Guide to PPK (Employee Capital Plans) in Poland
For any individual, having savings for retirement is always a concern. Many countries across the European Union offer voluntary pension savings schemes, and as of 2019, Poland followed suit.
PPK, or Employee Capital Plans, offer a three-pronged savings approach to all employees across the country, including foreign staff and contractors. In order to increase financial security post-retirement, or in case of serious illnesses, PPK helps employees across the country to work together with their employers and the state to save for the future.
What is PPK (Employee Capital Plans)?
PPK is a Polish government universal savings scheme that helps employees to save for the future. It is for any economically active individual between the age of 18 and 60 who is employed, or under a contract of mandate.

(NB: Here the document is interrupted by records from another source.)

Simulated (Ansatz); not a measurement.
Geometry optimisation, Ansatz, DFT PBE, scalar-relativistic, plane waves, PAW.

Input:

The government, the employee and the employer all contribute to the PPK, making it a shared responsibility of all three to help save for the future. It was created as a solution to financial security in the later years of life.
It’s similar to many schemes across the world, including the UK’ and New Zealand’s pension schemes, both of which are countries that Poland modelled PPK on.
Who does PPK apply to?
PPK applies to employees, whether those employed under contract, based on a contract of mandate, hired through an agency or board directors who are paid for their function. Employees are eligible for PPK as long as they are subject to the mandatory pension and disability social security insurance.
Once an employee has worked at a company for 90 days, and as long as they are subject to mandatory pension and disability social security insurance for the reason of their employment, then they are eligible for PPK.
It is worth noting that PPK is a voluntary scheme, and employees can choose to opt out if they wish. Employers cannot discourage employees from joining PPK.
Who isn’t eligible for PPK?
PPK isn’t for everyone, there are some people, due to certain circumstances, who aren’t eligible for PPK. These are:
- The self-employed, as there is no employer to contribute to the scheme.
- Those who employ individuals not relevant to their business activity, for example, a director employing a part-time housekeeper.
- Small businesses where all employees have asked to be opted out.
- Employers who already pay into a retirement pension scheme (PPE) of at least 3.5% of the salary, and where 25% of employees are in the PPE.
When can an employee withdraw from PPK?
Employees can primarily withdraw from PPK after the age of 60, as it is designed to be used after retiring. However, there are other situations where withdrawing is possible.
In case of illness
If an employee has a serious illness, up to 25% of the pension funds can be withdrawn to help cover the potential loss of income.
To cover a mortgage deposit
Up to 100% of the pension fund can be withdrawn to cover the contribution when taking out the mortgage. However, this only applies to those under the age of 45.
Without reason
At any point an employee can close their PPK and withdraw all monies.
How are employees enrolled in PPK?
At the creation of PPK in 2019, there was no auto-enrollment set up. Employees could choose to opt-in as and when their employer joined the scheme.
However, as of the 1st January 2023, the regulations for joining PPK have changed. Much like other pension schemes across the EU, there is now an auto-enrolment period.
For employees aged between 18 and 55, PPK is now done on an opt-out basis rather than an opt-in. All this means is that employees have to actively choose to opt out of PPK, , which was introduced to ensure as many people as possible were taking advantage of the scheme.
As of April 1st 2023, any employee who is eligible, and did not submit an opt-out notice between February 1st 2023 and March 31st 2023, will be opted into the PPK scheme.
If an employee does resubmit their declaration to opt out of the PPK, the employer will stop making PPK contributions starting from the month in which the employee submitted the relevant declaration, and the contributions collected in that month will be refundable.
Auto Enrollment in PPK
From April 2023 onwards, every four years a new auto-enrollment period will begin. This means that every four years, regardless of the employees’ current opt-out status, they will be automatically opted in to PPK once again.
The next two auto enrollment dates will be 2027 and 2031. After four years, the employing entity will be required to inform employees, by the end of February in that year, that those who have submitted PPK opt-out declarations prior to that date are once again covered by the PPK. Consequently, the employing entity will also then be required to make PPK contributions for these individuals as of the 1st of April of that year.
Informing employees about PPK
Employers are legally required to inform their employees about the PPK scheme, including information about whom to contact to opt out. They are also required to inform their employees before a new auto-enrollment period begins.
There is no stipulation about how this information has to be presented, however, it is an offence to discourage employees from participating.